Twenty-three MIT students have been sent pre-litigation settlement letters after allegedly illegally downloading copyrighted audio recordings, according to a press release from the Recording Industry Association of America.
MIT received the pre-litigation letters last Wednesday, May 2, said Daniel Jacobs, legal assistant in MIT's Senior Counsel's Office. At that time, Jacobs said that the letters would have to be analyzed before MIT considered forwarding them to students. These are the first RIAA pre-litigation letters received by MIT, according to Jacobs.
As of yesterday, MIT had forwarded the letters on to students, said Timothy J. McGovern, manager of IT Security Support for Information Services and Technology. McGovern also said that MIT suggested students talk with advisers, family members, or attorneys in considering a response to a pre-litigation letter.
McGovern declined to discuss legal specifics regarding the cases, saying the letters were part of a student's permanent record and thus legally protected by the Family Educational Rights and Privacy Act.

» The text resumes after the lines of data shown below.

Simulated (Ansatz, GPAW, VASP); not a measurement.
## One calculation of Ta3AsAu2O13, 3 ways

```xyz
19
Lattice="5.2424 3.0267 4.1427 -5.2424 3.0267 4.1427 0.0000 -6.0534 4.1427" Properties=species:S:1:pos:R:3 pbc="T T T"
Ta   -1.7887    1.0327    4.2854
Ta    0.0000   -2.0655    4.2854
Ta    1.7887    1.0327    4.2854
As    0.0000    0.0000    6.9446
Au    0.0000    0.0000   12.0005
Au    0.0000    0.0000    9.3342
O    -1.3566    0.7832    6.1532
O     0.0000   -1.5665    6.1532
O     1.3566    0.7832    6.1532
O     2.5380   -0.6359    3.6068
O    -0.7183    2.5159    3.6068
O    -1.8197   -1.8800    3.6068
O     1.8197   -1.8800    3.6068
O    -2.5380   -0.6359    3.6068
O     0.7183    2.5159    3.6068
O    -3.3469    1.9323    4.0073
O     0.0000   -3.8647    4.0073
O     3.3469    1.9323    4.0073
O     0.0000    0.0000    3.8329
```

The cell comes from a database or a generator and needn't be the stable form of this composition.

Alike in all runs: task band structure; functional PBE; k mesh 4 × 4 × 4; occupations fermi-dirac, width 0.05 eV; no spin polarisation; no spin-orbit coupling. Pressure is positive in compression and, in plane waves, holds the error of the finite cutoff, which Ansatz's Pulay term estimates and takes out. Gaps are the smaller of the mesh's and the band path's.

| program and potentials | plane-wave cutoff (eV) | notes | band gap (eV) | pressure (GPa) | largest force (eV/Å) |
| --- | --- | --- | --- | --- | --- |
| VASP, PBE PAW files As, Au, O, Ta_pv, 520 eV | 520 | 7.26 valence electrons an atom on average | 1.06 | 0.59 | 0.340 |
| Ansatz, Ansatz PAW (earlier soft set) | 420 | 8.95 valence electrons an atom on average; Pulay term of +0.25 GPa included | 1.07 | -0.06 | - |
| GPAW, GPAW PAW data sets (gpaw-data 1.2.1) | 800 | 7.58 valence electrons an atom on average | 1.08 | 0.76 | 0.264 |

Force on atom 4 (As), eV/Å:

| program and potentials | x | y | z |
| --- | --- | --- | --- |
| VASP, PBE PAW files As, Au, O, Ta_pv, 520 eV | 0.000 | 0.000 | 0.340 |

According to a spokeswoman from the RIAA, the letters are part of a new anti-piracy initiative announced in February that offers students a chance to avoid a lawsuit by settling outside of court. The spokeswoman also said that the letters allow students to settle at a discounted rate compared to the damages sought in a civil suit.
The new initiative is a shift from the RIAA's previous strategy of filing "John Doe" lawsuits and subpoenas that order MIT to divulge the name of a student. Instead, the RIAA contacts schools directly with pre-litigation letters containing IP addresses — addresses used to uniquely define computers on the Internet — of allegedly infringing users and the dates of the offenses. The RIAA then requests that schools forward the letters on to users, according to an RIAA press release. The spokeswoman said that the majority of schools that received letters had forwarded them on to students.
According to a sample pre-litigation letter provided by the RIAA, the settlement process involves "lump sum" payment to record companies and deletion of all material infringing on copyright. The agreement also states that the party accused of copyright infringement agrees to not infringe on "any other sound recording protected under federal or state law … whether now in existence or later created" or the agreement may become void.
A sample pre-litigation settlement agreement is available at http://www-tech.mit.edu/V127/N24/riaa/letter.pdf.
Jeffrey I. Schiller '79, Network Manager for IS&T, said that the letters also act as a preserve order for MIT, requiring the Institute to save information about the user of a specific IP. MIT maintains a database of IP addresses assigned to users and stores the information for 30 days, said Schiller. "Suppose on day 29 we get one of the pre-litigation notices. Once we get one of these, we basically … have to save the information forever."
McGovern stated that "most" of the students who were sent pre-litigation letters had previously received Digital Millennium Copyright Act takedown notices regarding the music in question. Schiller said that MIT, acting as an Internet Service Provider, forwards DMCA notices to students accused of violating copyright law.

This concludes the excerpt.